2 Months to go until my trip. I'm so pumped. One month to go until I find out WHERE and WHAT I'm doing for the first two weeks. Some volunteer work. I kinda hope we're gonna be in Mexico, or anywhere where winter aint that bad. lol.

Well I better go, maybe I should start my next essay. Or just relax for once. I have a day off tomorrow, maybe that will be essay day.

-Tim.

Homework status:
1 essay
2 exams.

Monday, October 16, 2006

A Broken Heart



"Everybody here is living life in fear of fallin' out of line"

Today was such a nice day and I spent it at Uni. The last Monday I shall go to Uni. Rolf has cancelled Tourism Law for next week and Devaki wants to have cake instead of doing Sociology. Day off then for me. I'll get my Sociology essay done hopefully.

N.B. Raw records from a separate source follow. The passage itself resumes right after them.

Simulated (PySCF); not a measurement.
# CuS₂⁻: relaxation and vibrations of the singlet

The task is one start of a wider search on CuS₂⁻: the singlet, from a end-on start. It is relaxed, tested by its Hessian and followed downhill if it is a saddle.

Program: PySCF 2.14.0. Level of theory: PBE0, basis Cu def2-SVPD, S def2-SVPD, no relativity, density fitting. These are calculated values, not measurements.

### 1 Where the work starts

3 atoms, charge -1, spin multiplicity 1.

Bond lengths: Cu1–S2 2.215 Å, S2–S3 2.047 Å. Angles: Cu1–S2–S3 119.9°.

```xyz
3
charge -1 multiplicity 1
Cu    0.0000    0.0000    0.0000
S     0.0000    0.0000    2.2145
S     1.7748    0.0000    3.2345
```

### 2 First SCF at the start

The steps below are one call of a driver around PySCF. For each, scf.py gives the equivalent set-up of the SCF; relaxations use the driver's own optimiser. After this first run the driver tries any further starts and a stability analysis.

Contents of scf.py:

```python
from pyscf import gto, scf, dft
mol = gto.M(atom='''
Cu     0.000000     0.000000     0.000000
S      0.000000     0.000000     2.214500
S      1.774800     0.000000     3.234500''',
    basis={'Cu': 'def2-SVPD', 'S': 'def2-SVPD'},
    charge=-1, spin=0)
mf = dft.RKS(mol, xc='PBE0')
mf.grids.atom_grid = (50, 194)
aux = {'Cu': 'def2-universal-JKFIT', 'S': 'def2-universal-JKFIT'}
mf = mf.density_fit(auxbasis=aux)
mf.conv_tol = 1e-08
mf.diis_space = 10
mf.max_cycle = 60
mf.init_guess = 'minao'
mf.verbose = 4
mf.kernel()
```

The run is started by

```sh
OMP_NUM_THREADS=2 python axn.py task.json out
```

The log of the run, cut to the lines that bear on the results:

Speaking of essays I'm so over them. I have an Employment Law one due in a week and a half, would like to finish it a week early though. So hard when all the time you can commit is a couple of hours each night after working for a full day. I'm gonna start doing some after dinner though.

I watched an episode of Lost when I got home from Uni today. Since I missed it on TV. I must say, it's quite riveting. Luckily I'm disciplined enough to not let it get in the way of other important things.

I went out for dinner last night and had Duck. I don't know why. Brittany had duck at a nice restaurant and said it was beautiful. This was not a nice restaurant and I felt sick. I've now come to the conclusion that ducks are for feeding at the park and not for human consumption.

Realising how much I miss my friends lately too. I'm so busy, it's impossible to catch up with everyone I want to. But I'm definitely going to do a decreased work load at Uni next year. Originally I was thinking part time, and take a another 2 years to finish. But maybe I'll do 2 subjects in first semester, then 3 in the next 2 semesters and finish in a year and a half. Surely 3 subjects will still be a lot less to worry about than 4. I just wanna earn money though.

But yea, I need so badly to catch up with so many friends. Chris is having drinks for his birthday though this weekend so I'm sure people will come to that. It will mean that I'll have to break my vow to not go out until after exams. So I'll work hard this week and earn the right to go out.

Uni work count:
2 x 2,500 word essays
2 exams.

Party time:
Friday November 17, 5:01pm

Departure:
Wednesday January 3, 12:30pm

Thursday, October 12, 2006

Parity

Today was also known as "The Day the Diet Ended"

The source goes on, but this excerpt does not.